Crane Balancing

Wherever there is large-scale construction, you will find cranes that do the lifting. One hardly ever thinks about what marvelous examples of engineering cranes are: a structure of (relatively) little weight that can lift much heavier loads. But even the best-built cranes may have a limit on how much weight they can lift.

The Association of Crane Manufacturers (ACM) needs a program to compute the range of weights that a crane can lift. Since cranes are symmetric, ACM engineers have decided to consider only a cross section of each crane, which can be viewed as a polygon resting on the $x$-axis.

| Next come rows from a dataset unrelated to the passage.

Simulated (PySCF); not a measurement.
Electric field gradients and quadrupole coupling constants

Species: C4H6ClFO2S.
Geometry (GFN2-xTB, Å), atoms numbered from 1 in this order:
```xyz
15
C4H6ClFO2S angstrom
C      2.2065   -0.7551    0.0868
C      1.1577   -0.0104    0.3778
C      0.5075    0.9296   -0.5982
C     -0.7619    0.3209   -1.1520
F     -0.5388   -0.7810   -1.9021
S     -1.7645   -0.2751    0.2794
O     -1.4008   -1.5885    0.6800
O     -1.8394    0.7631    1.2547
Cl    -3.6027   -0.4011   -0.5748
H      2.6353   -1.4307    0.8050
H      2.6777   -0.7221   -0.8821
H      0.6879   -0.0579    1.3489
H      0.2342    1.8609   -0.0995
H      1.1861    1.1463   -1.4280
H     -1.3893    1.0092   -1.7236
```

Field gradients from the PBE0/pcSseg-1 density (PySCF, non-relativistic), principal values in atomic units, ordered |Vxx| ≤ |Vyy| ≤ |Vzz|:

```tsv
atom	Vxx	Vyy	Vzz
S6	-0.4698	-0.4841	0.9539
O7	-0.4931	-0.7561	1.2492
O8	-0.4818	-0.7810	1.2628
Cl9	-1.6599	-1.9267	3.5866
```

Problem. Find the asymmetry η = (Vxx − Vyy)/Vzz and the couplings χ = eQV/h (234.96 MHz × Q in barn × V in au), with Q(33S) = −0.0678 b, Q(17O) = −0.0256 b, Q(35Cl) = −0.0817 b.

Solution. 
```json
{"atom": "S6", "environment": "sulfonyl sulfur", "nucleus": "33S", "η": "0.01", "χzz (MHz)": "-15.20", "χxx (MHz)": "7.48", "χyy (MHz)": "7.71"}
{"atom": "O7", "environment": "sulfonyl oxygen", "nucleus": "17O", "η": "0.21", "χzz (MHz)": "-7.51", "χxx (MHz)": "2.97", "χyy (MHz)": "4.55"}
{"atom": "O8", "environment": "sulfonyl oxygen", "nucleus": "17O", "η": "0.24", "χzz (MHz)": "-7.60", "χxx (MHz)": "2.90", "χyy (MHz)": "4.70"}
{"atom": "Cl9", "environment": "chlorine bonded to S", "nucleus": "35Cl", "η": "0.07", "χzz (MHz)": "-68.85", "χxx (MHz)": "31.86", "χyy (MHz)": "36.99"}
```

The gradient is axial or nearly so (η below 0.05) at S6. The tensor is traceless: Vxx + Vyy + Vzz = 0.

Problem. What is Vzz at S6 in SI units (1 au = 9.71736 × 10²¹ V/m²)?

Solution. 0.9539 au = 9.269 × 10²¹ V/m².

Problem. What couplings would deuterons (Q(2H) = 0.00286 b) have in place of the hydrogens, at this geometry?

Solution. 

\includegraphics[width=0.5\textwidth ]{crane-2.pdf}
Figure 1: Crane cross section

Figure 1 shows a cross section of the crane in the first sample input. Assume that every $1 \times 1$ unit of crane cross section weighs 1 kilogram and that the weight to be lifted will be attached at one of the polygon vertices (indicated by the arrow in Figure 1). Write a program that determines the weight range for which the crane will not topple to the left or to the right.

Input

The input consists of a single test case. The test case starts with a single integer $n$ ($3 \le n \le 100$), the number of points of the polygon used to describe the crane’s shape. The following $n$ pairs of integers $x_ i, y_ i$ ($-2\, 000 \le x_ i \le 2\, 000, 0 \le y_ i \le 2\, 000$) are the coordinates of the polygon points in order. The weight is attached at the first polygon point and at least two polygon points are lying on the $x$-axis.

Output

Display the weight range (in kilograms) that can be attached to the crane without the crane toppling over. If the range is $[a,b]$, display $\lfloor a \rfloor $ .. $\lceil b \rceil $. For example, if the range is $[1.5,13.3]$, display 1 .. 14. If the range is $[a,\infty )$, display $\lfloor a \rfloor $ .. inf. If the crane cannot carry any weight, display unstable instead.

Sample Input 1 Sample Output 1
7
50 50
0 50
0 0
30 0
30 30
40 40
50 40
0 .. 1017
Sample Input 2 Sample Output 2
7
50 50
0 50
0 0
10 0
10 30
20 40
50 40
unstable